Family business arguments often lead to disaster, especially when feuds and alienation occur. Family schisms regularly poison the business from the inside and that not only triggers counterproductive management but also reduces profits. Long-lasting and unresolved grudges just increase problems and become worse once awareness spreads outside the business.

A collaborative approach like mediation is proven to help resolve such conflicts. Moreover, it can save relationships, improve them, or at least provide a model for working through future challenges. When the neutral mediator has the skill to help family members work through troubles and avoid confronting each other, those relatives rarely feel unheard or badly treated. The fact that mediation is private and confidential helps assure that the family and its business’s “dirty laundry” is not aired in public.
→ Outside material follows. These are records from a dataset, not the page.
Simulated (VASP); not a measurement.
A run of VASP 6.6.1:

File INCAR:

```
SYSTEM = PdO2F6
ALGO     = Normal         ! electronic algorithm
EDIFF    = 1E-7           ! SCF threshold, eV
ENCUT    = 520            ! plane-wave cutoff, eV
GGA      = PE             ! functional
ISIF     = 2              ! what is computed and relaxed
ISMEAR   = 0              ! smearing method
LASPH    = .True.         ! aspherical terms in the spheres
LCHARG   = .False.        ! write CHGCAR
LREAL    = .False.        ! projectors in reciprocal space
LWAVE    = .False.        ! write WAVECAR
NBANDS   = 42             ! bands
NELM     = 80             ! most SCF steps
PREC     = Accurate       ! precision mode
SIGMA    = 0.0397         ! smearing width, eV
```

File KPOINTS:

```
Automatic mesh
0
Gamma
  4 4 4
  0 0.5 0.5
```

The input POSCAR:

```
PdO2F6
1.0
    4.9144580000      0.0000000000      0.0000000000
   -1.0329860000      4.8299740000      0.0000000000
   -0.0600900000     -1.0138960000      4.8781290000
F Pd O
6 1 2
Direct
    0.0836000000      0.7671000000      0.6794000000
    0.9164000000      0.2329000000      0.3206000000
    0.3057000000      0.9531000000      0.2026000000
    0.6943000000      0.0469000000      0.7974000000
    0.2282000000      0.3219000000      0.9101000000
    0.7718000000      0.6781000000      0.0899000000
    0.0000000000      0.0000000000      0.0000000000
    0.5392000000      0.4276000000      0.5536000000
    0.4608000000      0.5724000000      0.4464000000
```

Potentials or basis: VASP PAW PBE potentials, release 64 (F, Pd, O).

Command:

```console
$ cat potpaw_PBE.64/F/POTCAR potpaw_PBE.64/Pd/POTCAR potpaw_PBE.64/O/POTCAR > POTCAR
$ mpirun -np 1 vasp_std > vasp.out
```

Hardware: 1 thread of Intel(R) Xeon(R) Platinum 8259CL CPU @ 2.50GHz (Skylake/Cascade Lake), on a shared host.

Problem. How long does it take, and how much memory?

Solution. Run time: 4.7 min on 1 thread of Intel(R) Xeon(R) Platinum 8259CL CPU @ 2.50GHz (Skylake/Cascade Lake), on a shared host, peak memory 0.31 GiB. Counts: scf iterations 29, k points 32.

3. High Turnover among Non-Family Employees

An often overlooked factor is that family-owned business troubles affect non-family employees too. Whether problems are truly favoritism or not, they can seem to be to those employees who are not related. It is a delicate balance, bringing up next generations to know and be capable of handling the business without pushing away or showing a bias against non-family employees. According to sources like the Small Business Administration (SBA), retaining non-family employees is one of the main difficulties for family-owned businesses with a culture where:

● Hiring practices give jobs to family members just because they are family

● Promotions go to family members, even though they may not be qualified or have not “paid their dues” like other ambitious employees were required to do

● Perks and benefits are given to family members when they have not earned them as other employees did, such as health insurance, vacation, networking opportunities, educational prospects, mentoring/access to leadership…

● Certain family traditions look like favoritism, such as that new car or summer abroad for graduation, or the extra cash that seems like unearned bonuses.

● Unwillingness exists to take an “outsider’s” perspective to keep business ideas and practices from becoming stale or dated.

Problems related to nepotism ultimately affect the company’s bottom line. Before that happens, bringing favoritism and other employee conflicts to mediation can generate tremendous solutions. It matters less whether the founder / business owner thinks there is preferential treatment than when the perception among non-family employees is that it exists. It can be hard to examine, but a neutral, skilled mediator has no “skin in the game” so can help get everyone’s concerns on the table. That keeps both family and non-family employees focused on the solution and leads to healthier working relationships and bottom lines.

With a skilled mediator, you can avoid unnecessary confrontation, stay focused on mutual interests, and build private, creative solutions to these three of your company’s most pressing challenges, and more.